I am trying to write a piece of code which does following:-
Sample record in input csv:
recordId,name,salary
1,Aiden,20000
2,Tom,18000
3,Jack,25000
My input case class which represents a record in input csv:
case class InputRecord(recordId: String, name: String, salary: Long)
Sample record in output csv (that needs to be written):
recordId,name,designation
1,Aiden,Programmer
2,Tom,Web Developer
3,Jack,Manager
My output case class which represents a record in input csv:
case class OutputRecord(recordId: String, name: String, designation: String)
Reading a record using akka stream csv (uses Alpakka reactive s3 https://doc.akka.io/docs/alpakka/current/s3.html):
def readAsCSV: Future[Source[Map[String, ByteString], NotUsed]] =
S3.download(s3Object.bucket, s3Object.path)
.runWith(Sink.head)
// This is then converted to csv
Now I have a function to process the records:
def process(input: InputRecord): OutputRecord =
//if salary > avg(salary) then Manager
//else Programmer
Function to write the OutputRecord as csv
def writeOutput:Sink[ByteString, Future[MultipartUploadResult]] =
S3.multipartUpload(s3Object.bucket,
s3Object.path,
metaHeaders = MetaHeaders(Map())
Function to send email notification:
def notify : Flow[OutputRecord, PushResult, NotUsed]

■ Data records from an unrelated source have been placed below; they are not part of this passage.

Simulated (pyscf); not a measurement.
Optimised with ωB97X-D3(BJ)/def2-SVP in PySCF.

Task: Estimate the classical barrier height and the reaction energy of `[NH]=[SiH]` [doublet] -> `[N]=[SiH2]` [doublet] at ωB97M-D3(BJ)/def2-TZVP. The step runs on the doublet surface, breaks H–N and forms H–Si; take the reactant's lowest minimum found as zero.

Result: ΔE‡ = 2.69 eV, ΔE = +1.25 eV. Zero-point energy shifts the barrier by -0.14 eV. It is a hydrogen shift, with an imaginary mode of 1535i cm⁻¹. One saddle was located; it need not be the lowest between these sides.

//if notification is sent successfully PushResult has some additional info
Stitching it all together
readAsCSV.flatMap { recordSource =>
recordSource.map { record
val outputRecord = process(record)
outputRecord
}
.via(notify) //Error: Line 15
.to(writeOutput) //Error: Line 16
.run()
}
On Line 15 & 16 I am getting an error, I am either able to add Line 15 or Line 16 but not both since both notify
& writeOutput
needs outputRecord
. Once notify is called I loose my outputRecord
.
Is there a way I can add both notify
and writeOutput
to same graph?
I am not looking for parallel execution as I want to first call notify
and then only writeOutput
. So this is not helpful: https://doc.akka.io/docs/akka/current/stream/stream-parallelism.html#parallel-processing
The use case seems very simple to me but some how I am not able to find a clean solution.
The output of notify
is a PushResult
, but the input of writeOutput
is ByteString
. Once you change that it will compile. In case you need ByteString
, get the same from OutputRecord
.
BTW, in the sample code that you have provided, a similar error exists in readCSV
and process
.